On the way to work have you ever thought about a conversation you are going to have later in the day? You thought about how it would likely go, but then also thought of another direction or two the conversation could take? If you have then you have the beginning skill of what it takes to be a futurist.
It is not that hard
In a book I am reading, Smarter Faster Better by Charles Duhigg, the author says that “… experiments show that anyone can learn to habitually construct mental models” and that is what a large part of being a futurist is all about. Futurists don’t predict the future they construct models of possible futures. It is constructing stories about the way things might go in your life, in your job, or in your business. Duhigg then also says “It is easier to know what’s ahead when there is a well-rounded script in your head.”
Of course you need to have some idea of what is going on in your life, job, industry, etc. and that involves paying attention to trends. In my 7 Steps to becoming a practical HR Futurist, I talk about parceling out the trends for people to pay attention to. Then you sit down once a week or once a month and talk about what people have read. One person may talk technology, another demographics and yet another legal trends. You create stories about how those trends may impact your business. As time goes on the stories get refined and different stories are created. You ask different questions and create different answers. None of the stories you created may come to pass, but it is likely you will be better prepared to handle what does show up.
Three basic questions
One futurist, Glen Hiemstra, suggested, in an article in called How to See the Future, that there are three basic questions you need to ask when looking at trends. The first of these is Is the potential future technologically feasible? Science fiction writers create a lot of technology that that is just not possible. Everyone’s favorite space explorers, the crew of the starship Enterprise, regularly the teleporter, a great device that is just not possible by the laws of physics. So for something to occur it has to be actually possible. A secondary question about technology is, is it feasible in large scale?
Hiemstra’s second question is, is it economically viable? Technologies such as virtual reality and solar power are certainly real, however their costs are such that neither may be economically viable enough for you company to make an investment in the technology. I think virtual reality would be a great training tool, but I am suggesting to my small clients that they need to move in that direction anytime soon.
Hiemstra’s third question is, is the technology socially or politically acceptable? For example we are talking broadly now about driverless cars, so you have to ask when will they become accepted by society or the legal system. Yes, the technology is moving in that direction but when will it be accepted by society?

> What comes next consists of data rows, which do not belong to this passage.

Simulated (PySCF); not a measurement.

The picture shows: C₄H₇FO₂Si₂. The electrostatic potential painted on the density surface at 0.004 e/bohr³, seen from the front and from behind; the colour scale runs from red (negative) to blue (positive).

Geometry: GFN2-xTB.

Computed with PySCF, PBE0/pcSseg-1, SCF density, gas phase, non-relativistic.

Asking these types of questions and creating a set of stories that take into consideration these factors will help you be prepared with answers when the time comes to implement changes. Rather than answering the question with a response of “we will look in to it” you can say “In our investigation we think we are probably three years away from the technology being viable enough for us to institute changes in our hiring, training and compensation systems.”
That is a much more strategic sounding answer.